Buried deep within Kim Boyce's Good to the Grain Cookbook, which I highly recommend to include in your collection as it encourages the use of alternative grains, I discovered a recipe for pancakes using quinoa flour and beets. As someone whose stomach once upon a time tumbled at the smell of cooked beets, my palette has seriously matured to even consider pancakes with beets as a main ingredient. Sounding strange enough to give it a whirl, I set about gathering my ingredients direct from the source as in Tomie dePaola's Pancakes for Breakfast. It is a wordless children's book about the humorous troubles a plump old lady encounters trying to make pancakes from scratch.

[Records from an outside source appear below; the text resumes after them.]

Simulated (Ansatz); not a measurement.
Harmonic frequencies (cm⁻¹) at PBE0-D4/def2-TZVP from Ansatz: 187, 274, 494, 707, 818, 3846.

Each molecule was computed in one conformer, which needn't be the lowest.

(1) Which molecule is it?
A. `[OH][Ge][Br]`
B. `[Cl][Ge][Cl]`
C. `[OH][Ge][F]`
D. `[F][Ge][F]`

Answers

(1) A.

1)I ground heirloom red quinoa and whole wheat into flour using my grain mill, 2)gathered eggs, 3)purchased raw unpasteurized nonhomogenized milk and cream from a local farmer, 4)made sour cream to use for making cultured butter, 5)whirled the sour cream in my mini food processor until the butterfat separated from the liquid and turned into butter, 6)made homemade yogurt, and 7)purchased Grade B syrup (darker color with a bit stronger flavor) tapped from local maple trees. (If you've been wanting to learn how to harvest your own maple syrup, my daughter Heather created free printables detailing how her family collects maple sap on their homestead and makes it into syrup. The charts make lovely fall, winter, or spring wall art, too.)
If you see absolutely no point in reinacting the Pancakes for Breakfast story, here are some shortcuts. Bob's Red Mill produces quinoa flour. The remaining ingredients are available at any grocery store. What's left is to roast, peel, and purée beets that will make the most beautiful magenta pancake batter ever to be seen...
and pancakes in a hue unlike any you have ever seen on your plate. If one is oblivious to the pancakes's ingredients, you'd be hard pressed to detect the beets.
Quinoa Beet Pancakes
Makes 16 pancakes.
3 medium-small red beets (Hmmm… orange beets might be fun,
½ cup quinoa flour
½ cup whole wheat flour
1 cup all-purpose flour I use 1 ½ cups w.w. pastry
flour or a mix of flours-millet, buckwheat, amaranth, barley, oat, teff, etc .
3 tbsp dark brown sugar I use 2 tbsp rapadura. Raw
cane sugar is fine, too.
1 tbsp baking powder I use 1 tsp baking powder + ½
¾ tsp salt
1 ½ cups whole milk
1/3 cup plain yogurt
3 tbsp unsalted butter, melted and cooled slightly
1 egg *See note.
½ cup beet purée (See roasting directions.)
"Roasting beets is the preferred method for cooking beets. It not only preserves the flavor, it also enhances color and provides the best texture." (Clean Eating Magazine Nov/Dec 2009) To roast beets, remove the leaves keeping about 1 inch of the stem to prevent the beet from losing its juices and drying out during roasting. Wash the beets in cold water being careful not to tear the skin. Arrange beets in the center of a large piece of foil. Drizzle with a little olive oil, then wrap the foil around the beets folding the edges closed. (I used a covered casserole dish instead of aluminum foil.) Roast at 400°F until the beets are very tender, about 45 minutes. Time will vary depending on the size of the beets. To prevent staining, coat your fingers in olive oil. Gently remove the skins from the beets with a sharp knife; the skins should slip off easily. Cut off the stems and bottoms. Purée with a little water in a food processor or blender until smooth. In a large bowl,
combine the dry ingredients. In a medium bowl, whisk together the milk, yogurt, melted butter, egg, and beet purée until smooth. (*Note: I learned a mixing trick from Molly Wizenberg via her delightful cookbook, A Homemade Life. Rather than adding the melted butter directly to the wet ingredients, separate the egg and mix the yolk with the melted butter in a Pyrex custard cup then add it to the wet ingredients along with the egg white. It helps the butter to better incorporate into the batter, making for a more even-textured pancake.) Using a spatula, add the wet ingredients to the dry ingredients and gently combine. Heat a cast iron pan or griddle over medium heat until water sizzles when splashed onto the pan. Working quickly, dollop ¼ cup mounds of batter onto the pan. Once bubbles have begun to form on the top of the pancake, flip it over and cook until the bottom is golden brown.